Sawyer Seminar Fellows

Postdoctoral Fellow 2014-2015


Miki Morita is an art historian specializing in East Asian and Central Asian art, with a focus on the Buddhist art of northwestern China.  She completed her Ph.D. degree in 2014 in the Department of East Asian Languages and Civilizations at the University of Pennsylvania.  Prior to that, she received B.A. degrees from Doshisha University and Amherst College, and an M.A. degree from Indiana University at Bloomington.  Her research interests reside in the use of visual representations and material remains as primary sources in investigating socio-historical questions concerning East and Central Asian cultures. Her current research project attempts to reveal an aspect of the religious culture of the Uyghur people from the 9th through the 14th centuries through images of Kṣitigarbha bodhisattva from the Turfan region.  

Predoctoral Fellows 2014-2015


Shuang Wen is a Ph.D. candidate in History at Georgetown University.  Before coming to the US to pursue her doctoral degree, she obtained an M.A. in Middle East Studies at the American University in Cairo, and an M.A. in Chinese-English Simultaneous Interpreting and Translation at Beijing Foreign Studies University. Her dissertation, entitled “Mediated Imaginations: Chinese-Arab Connections in the Late Nineteenth and Early Twentieth Centuries,” investigates previously little-known intellectual, commercial, and personal interactions between two major non-western societies during an era of large-scale western global expansion.

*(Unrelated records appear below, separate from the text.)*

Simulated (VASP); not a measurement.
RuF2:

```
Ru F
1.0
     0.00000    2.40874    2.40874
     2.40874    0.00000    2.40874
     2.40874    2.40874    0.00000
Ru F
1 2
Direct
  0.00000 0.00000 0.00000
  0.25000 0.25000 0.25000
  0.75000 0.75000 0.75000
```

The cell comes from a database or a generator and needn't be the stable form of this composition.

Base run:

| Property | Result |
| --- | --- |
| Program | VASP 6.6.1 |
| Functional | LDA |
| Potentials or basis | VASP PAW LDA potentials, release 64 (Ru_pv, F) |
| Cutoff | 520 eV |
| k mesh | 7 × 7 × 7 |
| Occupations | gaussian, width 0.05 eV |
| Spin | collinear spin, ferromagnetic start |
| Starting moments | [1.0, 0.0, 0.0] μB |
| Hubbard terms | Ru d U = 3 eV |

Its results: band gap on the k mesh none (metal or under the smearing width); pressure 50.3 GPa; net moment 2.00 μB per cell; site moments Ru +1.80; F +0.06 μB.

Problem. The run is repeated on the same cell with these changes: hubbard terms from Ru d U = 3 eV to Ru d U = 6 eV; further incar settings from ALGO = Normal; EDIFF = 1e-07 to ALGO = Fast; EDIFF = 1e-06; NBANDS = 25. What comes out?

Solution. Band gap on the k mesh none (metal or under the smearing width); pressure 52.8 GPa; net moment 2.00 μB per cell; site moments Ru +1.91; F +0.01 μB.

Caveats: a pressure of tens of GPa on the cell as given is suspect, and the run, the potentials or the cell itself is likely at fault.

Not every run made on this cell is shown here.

Clark Alejandrino is a Ph.D. student in History at Georgetown University specializing in Chinese environmental history.  He is writing a dissertation titled "Storm Clouds Over China: Typhoons, State, and Society on the South China Coast" on typhoons along the southern Chinese coast from the seventeenth to twentieth centuries, based upon research supported by a Luce/ACLS grant.  Before coming to Georgetown, he finished a B.A. in History at the Ateneo de Manila University, Philippines and an M.A. in Chinese Studies 
at the University of Sydney.

Predoctoral Fellow 2013-2014


Yelizaveta Raykhlina is a Ph.D. Candidate in the Department of History at Georgetown University. She graduated magna cum laude from New York University (2009) with a B.A. in history and Russian Studies. Her research interests include the cultural history of Imperial Russia in the long nineteenth century, the development of Russian philosophy in the European context, and the intellectual discourse behind the Russian exploration and conquest of Central Asia. Her current project focuses on commercial publishing from about 1830 to the early 1860s and analyzes the propagation of so-called “middle-class values” in several popular and emphatically non-elite mass circulation periodicals.